Is your business holding any unclaimed property, such as employee payroll checks or vendor payables?
If so, now is a good time to evaluate whether you have a responsibility to file unclaimed property reports. Many states impose a November 1 deadline for filing and remitting property to the appropriate states to avoid costly penalties.
Background
Every state has unclaimed property, also known as escheat, programs that require businesses to report any unclaimed or abandoned property they hold.

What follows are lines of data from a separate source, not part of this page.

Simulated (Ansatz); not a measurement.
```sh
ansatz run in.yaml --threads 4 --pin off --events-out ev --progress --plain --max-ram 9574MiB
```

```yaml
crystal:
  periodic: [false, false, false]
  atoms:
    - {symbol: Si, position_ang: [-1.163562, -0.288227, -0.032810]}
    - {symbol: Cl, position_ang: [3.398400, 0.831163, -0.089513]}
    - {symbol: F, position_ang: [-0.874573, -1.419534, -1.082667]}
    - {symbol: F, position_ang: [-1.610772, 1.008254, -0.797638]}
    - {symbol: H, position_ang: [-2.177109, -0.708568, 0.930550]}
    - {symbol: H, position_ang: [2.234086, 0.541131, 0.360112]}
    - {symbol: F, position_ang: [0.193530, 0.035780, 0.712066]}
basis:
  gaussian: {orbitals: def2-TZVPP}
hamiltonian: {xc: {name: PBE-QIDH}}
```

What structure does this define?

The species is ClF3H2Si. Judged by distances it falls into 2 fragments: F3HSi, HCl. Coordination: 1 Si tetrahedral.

Types of unclaimed property may include the following:
- Commissions
- Dormant savings or checking accounts
- Life insurance policies and annuities
- Royalties
- Unused gift certificates
- Other miscellaneous outstanding checks
These types of property generally become unclaimed and subject to state reporting requirements after a specified period, known as a dormancy period, that generally lasts from two to five years.
Where to Report
Businesses holding unclaimed property may be required to make reasonable efforts to contact the owner and return the property, which is known as due diligence. If a business can’t find the owner, the property must be remitted to its respective state, which may be any of the following:
- The state of the last known address of the owner
- The property holder’s state of domicile
- The state where the transaction took place
Determining the proper state can be complicated and involves analyzing a cascading set of rules. If those rules aren’t followed properly, or conditions for reporting aren’t met, penalties may apply.
Penalties
Generally, states impose penalties on businesses failing to report or deliver unclaimed property. Examples include the following:
- Washington—$100 per day with a maximum penalty of $5,000 and a civil penalty of 100% of the property value
- California—$100 per day with a maximum penalty of $10,000
- Arizona—$100 per day with a maximum penalty of $5,000 and a civil penalty of 25% of the property value
Some states also impose interest for failing to report or deliver unclaimed property.
A number of states allow unclaimed property audits to look back as far as 10 or even 20 years. These audits are often difficult and expensive for businesses to comply with and contest because records may be missing or incomplete for less recent periods.
Voluntary Disclosure or Amnesty Programs
Many states offer voluntary disclosure or amnesty programs that may allow a business to come forward and remit previously unreported property without penalty.
These programs give companies the chance to:
- Clear outstanding credit memos and uncashed payroll checks
- Reduce their risk of being assessed large penalties and interest on outstanding unclaimed property filings
- Avoid time-consuming due diligence requirements in the event of a transaction
Next Steps
To avoid costly penalties, businesses will want to review their books and records to identify any unclaimed property they may hold. Then, if reportable this year, determine the following:
- Whether due diligence letters need to be sent to the owner
- Which states require reporting
It’s also beneficial for companies to review unclaimed properties they hold from prior years. If a report wasn’t previously filed, consider entering into voluntary disclosure agreements or reporting under available amnesty programs.
Unclaimed property laws are complex, and identifying the states that require reports is rarely straightforward. Determining whether a company has property subject to unclaimed property laws and identifying due diligence and filing requirements are important first steps for avoiding costly penalties.